Speaking of headlights, I knew a girl...

Kidding


Sent from my iPhone using Tapatalk


----------



## Steadfastly (Nov 14, 2008)

Diablo said:


> didnt work for me. even with wet sanding them at 1000-2000 grit.


There is a product you can get at Speedy Glass that should work. They use it for clearing plexi-glass.


----------



## vadsy (Dec 2, 2010)

Steadfastly said:


> There is a product you can get at Speedy Glass that should work. They use it for clearing plexi-glass.


Lets keep this thread on topic, hm'kay


----------



## Diablo (Dec 20, 2007)

vadsy said:


> Lets keep this thread on topic, hm'kay


its probably just about run its course.
How many pages do you expect a rant on tramp stamps to go?


----------



## vadsy (Dec 2, 2010)

Diablo said:


> its probably just about run its course.
> How many pages do you expect a rant on tramp stamps to go?


I think the comment was more Steadly specific, I have to keep up appearances after all. I was hoping we could keep going or at least diversify since you opened the floor with a brilliant headlights segue.

Just for the record, it wasn't a rant, I love this sort of tattoo..., and the people that get them!


----------



## Guest (Jan 4, 2017)

vadsy said:


> I love this sort of tattoo..., and the people that get them!


If you insist ..


----------



## Diablo (Dec 20, 2007)

vadsy said:


> I think the comment was more Steadly specific, I have to keep up appearances after all. I was hoping we could keep going or at least diversify since you opened the floor with a brilliant headlights segue.
> 
> Just for the record, it wasn't a rant, I love this sort of tattoo..., and the people that get them!

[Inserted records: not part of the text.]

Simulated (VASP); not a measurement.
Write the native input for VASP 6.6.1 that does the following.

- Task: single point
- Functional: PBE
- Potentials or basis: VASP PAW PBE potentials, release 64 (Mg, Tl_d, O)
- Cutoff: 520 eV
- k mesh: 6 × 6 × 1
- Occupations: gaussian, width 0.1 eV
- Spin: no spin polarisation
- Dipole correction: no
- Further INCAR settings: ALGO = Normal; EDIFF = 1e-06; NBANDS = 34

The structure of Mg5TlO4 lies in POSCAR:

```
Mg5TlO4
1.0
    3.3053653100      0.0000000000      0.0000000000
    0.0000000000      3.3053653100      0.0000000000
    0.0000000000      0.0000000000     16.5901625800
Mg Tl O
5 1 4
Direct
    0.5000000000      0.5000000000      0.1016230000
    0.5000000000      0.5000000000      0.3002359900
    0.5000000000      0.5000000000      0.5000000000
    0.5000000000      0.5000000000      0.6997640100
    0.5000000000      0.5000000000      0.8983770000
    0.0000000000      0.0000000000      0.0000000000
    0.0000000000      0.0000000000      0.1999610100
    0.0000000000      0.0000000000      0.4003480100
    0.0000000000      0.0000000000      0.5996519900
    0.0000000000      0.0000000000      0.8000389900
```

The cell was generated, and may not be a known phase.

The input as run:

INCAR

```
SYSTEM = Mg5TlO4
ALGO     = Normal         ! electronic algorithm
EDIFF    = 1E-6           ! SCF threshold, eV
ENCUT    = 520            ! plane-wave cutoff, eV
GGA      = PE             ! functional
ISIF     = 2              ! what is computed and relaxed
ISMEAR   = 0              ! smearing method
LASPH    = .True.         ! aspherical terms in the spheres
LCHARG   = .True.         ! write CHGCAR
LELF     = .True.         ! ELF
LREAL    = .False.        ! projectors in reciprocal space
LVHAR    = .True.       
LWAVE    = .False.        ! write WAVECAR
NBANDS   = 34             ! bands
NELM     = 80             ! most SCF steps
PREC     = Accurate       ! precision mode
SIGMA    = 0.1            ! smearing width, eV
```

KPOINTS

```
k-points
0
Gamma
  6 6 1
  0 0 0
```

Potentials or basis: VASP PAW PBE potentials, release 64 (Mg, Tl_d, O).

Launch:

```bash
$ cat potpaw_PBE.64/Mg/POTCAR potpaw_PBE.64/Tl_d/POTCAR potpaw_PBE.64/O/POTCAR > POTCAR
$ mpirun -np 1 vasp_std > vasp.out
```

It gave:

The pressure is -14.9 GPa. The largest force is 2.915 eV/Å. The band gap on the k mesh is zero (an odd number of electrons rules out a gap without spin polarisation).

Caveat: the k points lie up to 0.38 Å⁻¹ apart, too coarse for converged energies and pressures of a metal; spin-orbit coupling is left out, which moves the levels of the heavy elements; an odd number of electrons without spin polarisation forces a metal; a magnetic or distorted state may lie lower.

I'm all for it, as long as the slutty pics keep coming. Otherwise, kill it.
Some posters on this site like to make up rules for their threads, a good one for this one would be mandated pics with every post


----------



## vadsy (Dec 2, 2010)

Diablo said:


> I'm all for it, as long as the slutty pics keep coming. Otherwise, kill it.
> Some posters on this site like to make up rules for their threads, a good one for this one would be mandated pics with every post


I can't kill it but I can let go if the time has come. I don't want to make rules but I can encourage.

Go forth people!!

Here is one for Steadly, skiing related and even better it's on a dude, thats a toofer!


----------



## dcole (Oct 8, 2008)

vadsy said:


> When I see a tramp stamp I think....


I'd tap that! Oh wait... thats my cousin!


----------



## vadsy (Dec 2, 2010)

dcole said:


> I'd tap that! Oh wait... thats my cousin!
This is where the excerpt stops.